For the final part of the lab, we are going to have you run two different queries under different circumstances and report your results. The statistics will be output in the log file you specify for the server and will be in the following format:

LOG:  EXECUTOR STATISTICS
DETAIL:  ! system usage stats:
	!	0.065834 elapsed 0.068005 user 0.000000 system sec
	!	[36.306269 user 0.016001 sys total]
	!	0/0 [0/0] filesystem blocks in/out
	!	0/0 [0/1915] page faults/reclaims, 0 [0] swaps
	!	0 [0] signals rcvd, 0/0 [0/0] messages rcvd/sent
	!	0/0 [134/88] voluntary/involuntary context switches
	! buffer usage stats:
	!	Shared blocks:         71 read,          0 written, buffer hit rate = 99.26%
	!	Local  blocks:          0 read,          0 written, buffer hit rate = 0.00%
	!	Direct blocks:          0 read,          0 written

Take special note of the buffer hit rate (99.26% in this example). Run each of the following queries at buffer sizes of 16, 32, and 64. Repeat the results for LRU, MRU and CLOCK. Record your results and the answers to the following questions in a text file performance.txt and turn it in with your submission. You'll also turn in a text file analysis.txt with a brief analsis of the results (see below).

Queries:

  1. SELECT * FROM raw_r_tuples;
  2. SELECT * FROM raw_r_tuples r, raw_s_tuples s WHERE r.pkey = s.pkey;

Run each query three (3) times for each of the three buffer sizes, for each of LRU, MRU, and Clock. You will be recording your minimum and maximum hit rates for the combinations of buffer sizes and policies, for both queries. Record the hit rate as a decimal to two places, without the (%) sign, e.g. 99.26. You'll be filling in the following table for both queries.
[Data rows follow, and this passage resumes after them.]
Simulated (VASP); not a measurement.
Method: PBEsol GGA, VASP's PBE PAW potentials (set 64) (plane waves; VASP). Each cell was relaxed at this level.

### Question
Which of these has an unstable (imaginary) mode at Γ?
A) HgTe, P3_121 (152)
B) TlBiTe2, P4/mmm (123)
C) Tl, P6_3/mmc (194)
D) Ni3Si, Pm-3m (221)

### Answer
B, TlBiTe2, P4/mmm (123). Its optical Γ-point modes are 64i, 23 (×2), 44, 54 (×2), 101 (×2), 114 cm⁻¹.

Clarification: Run the first query several times for each replacement policy and record your hit rate results. Then do the same for the second query. You don't need to clear your buffer between the two queries. The important aspect of this is that you detail in your analysis what you did and why you think you got the results that you got.

||||16,min||16,max||32,min||32,max||64,min||64,max|| ||LRU|||||||||||||| ||MRU|||||||||||||| ||CLOCK||||||||||||||

== Submission ==

What To Turn In

  1. performance.txt -- TEXT ONLY! Two (one for each query) performance comparison tables: three rows, six columns separated by space, which represent the two tables we asked you to fill. Put the second table below the first.
  2. analysis.txt -- In 1-2 paragraphs, discuss whether you think the hit rates for MRU and Clock are as expected from the discussion in class.
  3. freelist.mru.c -- Your implementation of the MRU policy
  4. freelist.clock.c -- Your implementation of the Clock policy
  5. MY.PARTNERS - Listing the other person that you worked with

How to Submit

  1. Save your five files performance.txt, analysis.txt, freelist.mru.c, freelist.clock.c,and MY.PARTNERS in a directory called "hw1p2" within your cs186 home directory.
  2. cd into hw1p2.
  3. Run: submit hw1p2